Iraq experienced its most violent week of the year as a spate of bombings killed scores across the country. The growing violence added to the feeling of uncertainty surrounding the protracted Shia power struggle that has left Baghdad in a power vacuum and has many speculating that the US will not be able to keep to its withdrawal calendar. Incumbent PM Nuri al-Maliki seems determined to hold onto power as he tries to forge an alliance with the sectarian Shia Iraqi National Alliance (INA), whereas winner of last months elections Iyad Allawi battled Iraqi courts to keep his candidate list valid (and reaching a deal to end de-Baathification) and maintain his very narrow two seat majority. The longer the political crisis endures, the greater risk that the minority Sunni (and Kurd) populations will feel ever more disenfranchised and resort to violence.

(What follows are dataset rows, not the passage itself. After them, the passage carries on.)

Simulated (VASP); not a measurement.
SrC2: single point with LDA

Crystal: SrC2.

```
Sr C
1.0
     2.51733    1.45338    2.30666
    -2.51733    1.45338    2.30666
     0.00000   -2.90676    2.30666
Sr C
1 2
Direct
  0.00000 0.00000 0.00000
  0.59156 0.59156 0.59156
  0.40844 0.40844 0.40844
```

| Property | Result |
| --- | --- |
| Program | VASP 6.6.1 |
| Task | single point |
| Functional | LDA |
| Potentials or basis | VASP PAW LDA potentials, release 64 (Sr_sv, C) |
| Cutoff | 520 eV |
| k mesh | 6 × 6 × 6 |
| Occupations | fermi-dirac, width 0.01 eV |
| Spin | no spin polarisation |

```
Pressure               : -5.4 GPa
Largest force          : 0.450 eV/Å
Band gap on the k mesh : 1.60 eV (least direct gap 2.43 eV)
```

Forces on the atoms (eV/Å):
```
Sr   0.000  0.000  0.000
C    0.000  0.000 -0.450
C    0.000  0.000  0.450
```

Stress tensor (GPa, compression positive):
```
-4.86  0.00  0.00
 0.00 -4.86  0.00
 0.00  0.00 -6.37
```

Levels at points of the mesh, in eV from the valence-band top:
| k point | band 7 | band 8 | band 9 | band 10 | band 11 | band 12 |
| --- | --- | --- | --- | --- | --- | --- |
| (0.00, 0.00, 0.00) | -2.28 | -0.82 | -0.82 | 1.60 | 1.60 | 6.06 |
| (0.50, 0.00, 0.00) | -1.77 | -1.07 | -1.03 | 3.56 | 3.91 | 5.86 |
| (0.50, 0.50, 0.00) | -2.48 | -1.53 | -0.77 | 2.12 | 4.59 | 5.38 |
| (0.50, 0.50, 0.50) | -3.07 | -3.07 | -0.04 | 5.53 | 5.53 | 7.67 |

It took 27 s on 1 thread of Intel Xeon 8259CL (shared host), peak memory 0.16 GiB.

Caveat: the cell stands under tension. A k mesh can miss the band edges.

As Afghan and coalition troops prepare for a coming offensive in Kandahar, President Karzai visited Washington to discuss how to best buttress the fledgling Afghan state, conduct an amnesty program for low level Taliban and maintain popular support for the war effort there and improve ties between the two countries. Reports emerge that the Taliban are wreaking havoc across the province in preparation for the attack.

Middle East Peace
After 18 months, proximity talks between Israelis and Palestinians resumed with America playing principal arbiter.